# DRAM Usage

> _The entire list of pipeline configuration parameters can be found here: [Parameters API](params_doc.md). Here we will give some overviews on how to use important parameters and launch DRAM_

## Introduction

---

## Description of command-line options:

The general command to run DRAM2 is:

`nextflow run WrightonLabCSU/DRAM [OPTIONS]`

If DRAM2 is installed in a shared location, then the command is:

`nextflow run /path/to/DRAM [OPTIONS]`

If installed in a shared location, replace all example commaands below with `nextflow run /path/to/DRAM [OPTIONS]`

### Launching, Direct or Background

You can launch a Nextflow pipeline, such as DRAM2, directly from the command line. This will output all process information to the current terminal window. If the user is ssh'ed into an HPC and they log out, the run will stop. This can be a fine option if the user is running DRAM2 on a local machine, they launch DRAM2 from a slurm job, or they launch the run in a terminal multiplexer such as `tmux` or `zellij`.
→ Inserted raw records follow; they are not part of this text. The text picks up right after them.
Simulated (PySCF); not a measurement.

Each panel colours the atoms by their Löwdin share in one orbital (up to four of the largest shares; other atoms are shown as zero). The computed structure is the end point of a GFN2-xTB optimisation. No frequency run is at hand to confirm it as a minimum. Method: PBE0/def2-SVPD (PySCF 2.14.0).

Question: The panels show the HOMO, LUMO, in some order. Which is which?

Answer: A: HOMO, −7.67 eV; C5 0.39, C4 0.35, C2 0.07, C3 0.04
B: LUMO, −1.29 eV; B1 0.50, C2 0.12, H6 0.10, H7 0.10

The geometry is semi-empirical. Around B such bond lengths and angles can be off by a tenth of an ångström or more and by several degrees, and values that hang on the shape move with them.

Because the Nextflow scheduler itself takes of very minimal resources, you do not need to launch it from a slurm job, you can launch it in what is called "Background" mode with the `-bg` option. This will allow the user to log out of an ssh session and the DRAM2 run will continue. It will start a process with pid that can be found in a file called `.nextflow.pid` in the launch directory, and if you would like to kill the process you can do so with the command:

`kill "$(cat .nextflow.pid)"`

If you would like to launch DRAM2 in a slurm job, because Nextflow uses very minimal resources, it is suggested to launch it in a small job, such as 1 CPU and 1 GB of RAM. But this job will need to stay alive for the entire duration of the DRAM2 run.

### Important Core Nextflow Options

Nextflow provides many command-line options to control how the pipeline is run. Below are some of the most important ones for DRAM2 users. You will also notice that all Nextflow options can be seen by running:

`nextflow run -help`

It is also worth noting that all Nextflow options are specified with a single dash `-`, while all DRAM2-specific options are specified with a double dash `--`.

`-bg`

While the user will still see things being output to the current screen, the user can log out and the DRAM2 run will continue.

`-profile`

This is the Nextflow profile to use. The profile determines how software dependencies are handled and what compute environment settings are used. Common profiles include `singularity`, `docker`, `conda`. The user can also create custom profiles in the `nextflow.config` file.

Additionally, short hand modes exist for common run modes, such as `full_mode`, which will run the entire pipeline (without rename), and with `--anno_dbs all`. See the nextflow.config file on GitHub for the full list of profiles.

`-resume`

If the user has already run this command, or a version of it, Nextflow will look for a `work/` directory, in the current directory, to reuse previous analyses/data. If the user changes command-line options, the pipeline will attempt to resume where these changes were made.

`-with-trace`

This option is a Nextflow-provided option which produces a continuously updated log of DRAM2 processes. This is a good place to check how a run is proceeding and is anything has failed.

### Important Command-Line Options Explained

`--input_fasta`

This is the location to the input FASTA files. Can be named as such: `*.f*`.

`--outdir`

This is the desired output directory.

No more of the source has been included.